In Pennsylvania, it is presumed that employment is at-will. Geary v. United States Steel Corp., 456 Pa. 171, 319 A.2d 174 (1974). During trial, the appellee in the case sub judice presented evidence relevant to his claim that his employment contract with the appellant, while oral, was not at-will. If the trier of fact finds that a party did provide additional consideration apart from the detriments "commensurate with those incurred by all manner of salaried professionals," then it may be held that the party has rebutted the at-will presumption. Marsh v. Boyle, 366 Pa.Super. 1, 7, 530 A.2d 491, 494 (1987) (citation omitted). It is a question of fact whether, in a given case, an employee has given additional consideration sufficient to rebut the at-will presumption. The question of the intent of contracting parties is generally a jury question. DiBonaventura v. Consolidated Rail Corp., 372 Pa.Super. 420, 539 A.2d 865 (1988). "However, the presumption created by the additional consideration rule could itself be rebutted by evidence that the parties specifically contracted for employment at-will." Darlington v. General Electric, 350 Pa.Super. 183, 200, 504 A.2d 306, 314 (1986).

We do not find the facts of the present case so clear that reasonable minds would not differ on its outcome. In Marsh v. Boyle, supra, the appellant claimed that he was assured a position as publisher of the Clarion News for "at least two years." In reversing the entry of summary judgment and remanding for further proceedings, this Court opined:

In the case before us, the employer's assurances that Appellant would be working as publisher "for at least two years" was not sufficiently definite to take the agreement out of the at-will presumption. Appellant, nevertheless, relies on the surrounding circumstances, particularly his resignation from the position with the Lewistown paper, his move to Clarion and his act of placing his house on the market as establishing sufficient consideration to rebut the at-will presumption. Appellant seeks to prove that the parties' discussion as to the terms of his employment, when examined in light of these circumstances, created a contract which could not be terminated at-will but, rather, would continue for a reasonable length of time, or at least two years.

Id. 366 Pa.Super. at 7, 530 A.2d at 494. Cf. Betts v. Stroehmann Bros., 355 Pa.Super. 195, 512 A.2d 1280 (1986).
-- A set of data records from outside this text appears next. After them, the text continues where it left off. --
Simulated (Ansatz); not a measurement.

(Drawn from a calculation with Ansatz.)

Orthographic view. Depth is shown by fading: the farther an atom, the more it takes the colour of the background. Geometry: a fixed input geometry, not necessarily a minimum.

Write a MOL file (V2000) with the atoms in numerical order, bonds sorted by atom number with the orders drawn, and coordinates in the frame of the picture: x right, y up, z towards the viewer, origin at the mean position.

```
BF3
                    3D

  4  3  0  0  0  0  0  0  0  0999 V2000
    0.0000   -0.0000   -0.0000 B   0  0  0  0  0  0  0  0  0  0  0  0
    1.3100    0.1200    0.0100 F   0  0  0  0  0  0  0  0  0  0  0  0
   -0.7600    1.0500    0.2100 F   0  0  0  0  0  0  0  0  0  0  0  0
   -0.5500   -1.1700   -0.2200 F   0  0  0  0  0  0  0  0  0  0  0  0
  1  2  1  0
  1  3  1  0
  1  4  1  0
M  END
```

Following our review of the record in the instant case, we agree with the trial court that sufficient evidence was presented by the appellee to support the jury's finding that an implied contract for a reasonable time existed between these parties which had not expired at the time appellee was discharged from his employment. "When the exact period for which the parties intended to contract is unable to be determined, an agreement for a 'reasonable time' will be inferred." Marsh v. Boyle, 366 Pa.Super. 1, 7, 530 A.2d 491, 494 (1987) (citation omitted). We note, as did the trial court, that appellee, at the age of fifty-one, accepted a position as Vice-President of Sales and Marketing for appellant Emeco, a position which reflected his years of experience in the area of sales. During the interview process, appellee was told by appellant's president, Geiselman, that this was the last job he would ever have. R.R. at 37a. Generous retirement benefits were included as part of appellee's compensation package. After refusing an increased salary from his California employer, the appellee sold his home in California, and made a coast-to-coast move. Id. at 87a. At the urging of Geiselman, appellee purchased a building lot in Hanover across the street from Geiselman's son. Id. at 51a. Appellee testified that Geiselman wanted him to build a home in Hanover so that the appellee could be part of the community. Id. at 48a. A country club membership for the appellee was also discussed. While one or a few of the surrounding circumstances of appellee's employment with the appellant may not have been sufficient, as a matter of law, to rebut the at-will presumption, all of the circumstances, when viewed as a whole, adequately support the jury's verdict.

Appellant relies upon Veno v. Meredith, 357 Pa.Super. 85, 515 A.2d 571 (1986), a decision which we find to be readily distinguishable from the case presently before this Court. In Veno, the employee was discharged eight years into his employment. He claimed that his resignation from a different job, his family's move from Newark to Pennsylvania, and his refusal of other job opportunities throughout the years took him out of an at-will employment situation. As we specifically noted in Veno, even if these original hardships undertaken by the employee had taken him out of an at-will employment situation, such a contract's reasonable duration would have "surely passed based on the consideration given" by the time the employee reached his eighth year in the position. Id. at 103 n. 4, 515 A.2d at 581 n. 4. Here, appellee sold his home in California and moved from California to Hanover, Pennsylvania where he purchased property on which he planned to build a new home. In return for his hardship, appellee received the benefit of three months employment with appellant. We do not agree that the trial court erred in holding that the jury could properly find, on the basis of this evidence, that an implied contract of employment for a reasonable time existed between the parties, and that this reasonable time had not expired before appellee's discharge.

Appellant next claims that the trial court erred in allowing appellee to testify at trial that appellant's employee, Eugene...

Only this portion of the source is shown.